About this museum
Aerospace Bristol tells the Filton story — Boxkites to Blenheims to Brabazon to BAC — in a Grade II listed WWI hangar, and then walks you into a purpose-built cathedral containing Concorde 216. Bristol built these wings; the workforce lined the runway when she came home. It is the rare museum where the industrial history is as compelling as the machines, Bristol having at various points manufactured aircraft, engines, missiles, cars and prefab bathrooms with equal conviction.
Concorde G-BOAF, the last Concorde ever built and the last ever to fly (26 November 2003, into Filton, forever). You can board her. People go quiet.

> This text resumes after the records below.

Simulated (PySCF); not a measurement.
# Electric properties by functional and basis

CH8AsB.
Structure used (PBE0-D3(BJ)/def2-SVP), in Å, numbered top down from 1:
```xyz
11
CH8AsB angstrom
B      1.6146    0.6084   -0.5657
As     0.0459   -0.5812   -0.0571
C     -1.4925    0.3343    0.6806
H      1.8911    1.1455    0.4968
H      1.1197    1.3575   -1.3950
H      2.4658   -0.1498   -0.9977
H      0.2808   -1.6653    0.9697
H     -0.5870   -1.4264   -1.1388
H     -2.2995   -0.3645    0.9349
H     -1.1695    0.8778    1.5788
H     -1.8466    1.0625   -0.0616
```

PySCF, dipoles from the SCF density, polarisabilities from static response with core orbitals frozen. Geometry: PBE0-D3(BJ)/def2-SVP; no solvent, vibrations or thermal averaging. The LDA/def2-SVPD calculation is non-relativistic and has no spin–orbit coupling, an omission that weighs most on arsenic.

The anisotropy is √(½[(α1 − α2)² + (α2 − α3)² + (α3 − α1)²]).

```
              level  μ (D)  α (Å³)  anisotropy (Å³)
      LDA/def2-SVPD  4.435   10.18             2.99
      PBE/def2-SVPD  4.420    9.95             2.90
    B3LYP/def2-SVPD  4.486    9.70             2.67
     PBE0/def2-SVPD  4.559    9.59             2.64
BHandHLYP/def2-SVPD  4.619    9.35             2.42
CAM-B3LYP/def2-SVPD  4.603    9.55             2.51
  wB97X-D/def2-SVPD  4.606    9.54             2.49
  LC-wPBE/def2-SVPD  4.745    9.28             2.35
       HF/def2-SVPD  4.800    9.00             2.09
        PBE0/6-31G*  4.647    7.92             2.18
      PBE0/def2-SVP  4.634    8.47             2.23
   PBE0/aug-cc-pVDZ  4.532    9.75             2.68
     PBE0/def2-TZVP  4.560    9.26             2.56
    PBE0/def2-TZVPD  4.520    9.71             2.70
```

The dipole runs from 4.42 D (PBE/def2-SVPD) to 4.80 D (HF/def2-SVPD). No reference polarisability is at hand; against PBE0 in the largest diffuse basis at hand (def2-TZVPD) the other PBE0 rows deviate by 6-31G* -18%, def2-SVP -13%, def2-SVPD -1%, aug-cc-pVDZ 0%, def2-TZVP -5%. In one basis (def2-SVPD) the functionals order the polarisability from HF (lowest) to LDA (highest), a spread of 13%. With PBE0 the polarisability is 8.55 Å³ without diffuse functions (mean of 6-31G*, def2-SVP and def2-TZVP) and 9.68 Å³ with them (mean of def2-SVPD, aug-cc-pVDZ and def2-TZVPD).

- Concorde 216 G-BOAF — the last ever to fly
- Bristol Bolingbroke (licence-built Blenheim)
- Sea Harrier FA.2
- Bristol Sycamore & Scout
The guided tours (sometimes one-on-one on quiet weekdays, per delighted reviewers) are excellent; allow 3–4 hours. Kids' interactives are genuinely good rather than tokenistic.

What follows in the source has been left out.